Growing up with one main caregiver (mostly a mother), we humans are early on conditioned to believe in the exclusivity of the one-on-one love relationship. The values of loyalty, morality and responsibility depend on it, we are told. Still, as people today enjoy unparallel freedom of physical and virtual travel and variety in experience, the statistical frequency of break-ups in relationships of couples 20 and over nears 80%.
Could it be that traditional rules imposed on society at a time where people had an average life expectancy of 35 years do not apply to us anymore? Could it be that we all experience sexual drives at work inside ourselves that make strictly enforced monogamy a lifelong struggle? Who actually benefits from it?

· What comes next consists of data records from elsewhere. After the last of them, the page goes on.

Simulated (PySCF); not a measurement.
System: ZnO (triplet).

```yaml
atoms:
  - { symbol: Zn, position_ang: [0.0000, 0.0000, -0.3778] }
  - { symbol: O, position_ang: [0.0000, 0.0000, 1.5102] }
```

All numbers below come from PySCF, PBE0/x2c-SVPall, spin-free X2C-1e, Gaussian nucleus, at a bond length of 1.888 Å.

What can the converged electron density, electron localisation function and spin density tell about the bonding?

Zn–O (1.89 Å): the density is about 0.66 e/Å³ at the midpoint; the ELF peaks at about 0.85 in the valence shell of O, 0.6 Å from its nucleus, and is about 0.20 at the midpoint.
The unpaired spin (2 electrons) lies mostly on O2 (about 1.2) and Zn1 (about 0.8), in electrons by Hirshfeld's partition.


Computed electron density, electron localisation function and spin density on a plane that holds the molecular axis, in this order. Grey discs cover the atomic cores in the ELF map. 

Possibly it is easier to acknowledge this human side inside ourselves and embrace it as what it is – a lifelong hunger for experiences, for learning, for growth, for change, for excitement – and grant each other this freedom, despite maintaining steady relationships. Most couples hold each other hostage, believing this is true dedication – and eventually they start resenting each other for what they are: roadblocks in each others quest for development and learning. Shouldn’t we be together because of free will, not because of obligation? Can we stay together as functioning family units despite allowing each other sexual freedom?
At this point, the argument of steady family relations and security for children is usually raised. Coming from Europe (where the divorce rate is much lower than in the U.S.), I have experienced more steady family relationships where both partners discreetly granted each other sexual freedom. It seems that given the opportunity, both partners make only moderate use of the possibility – but experience a great deal of freedom. Similar like with the “War on Drugs”, the aggressive no-tolerance policies in the U.S. have created more drug addicts, more divorces and less family stability than in Europe where both issues are handled differently - by assuming the individual’s responsible behavior.
I believe we must learn to be loyal to ourselves FIRST, before we can truly be loyal to another person. We are coerced into exchanging overbearing, lifelong promises to be officially recognized as a “love unit”. As we accept obligations toward our partners, we must accept an obligation toward ourselves first: to be truthful to ourselves and our own changing needs.
We all follow our own personal path in life. Sometimes our path runs parallel to a partner’s path for a while, sometimes it crosses over, sometimes the paths venture away from each other. We need to be true to our own winding path and not panic, only because the partner’s path heads into another direction. Our partner’s growth, development and change should not be a threat to us, just like our growth and maturing should not be a threat to our partner. Sometimes, changes in a partner challenge us to become more tolerant and grow ourselves. At other times, the divide becomes so massive that the separation of the “love unit” becomes inevitable. This does not mean the relationship has “failed”. It means that we have grown as much with each other as we could. The relationship was a success and we go our own way, following our path, hopefully with continued love and respect for each other.
Relationships that only fill a void, an empty space inside ourselves (where our self-love should be), usually don’t last. The fabric that holds them together is dependency (or even addiction) instead of love. A sound basis of self-love and balance/harmony with oneself must be established before we can seriously engage in a relationship that can accommodate each other’s growth and last in a healthy way.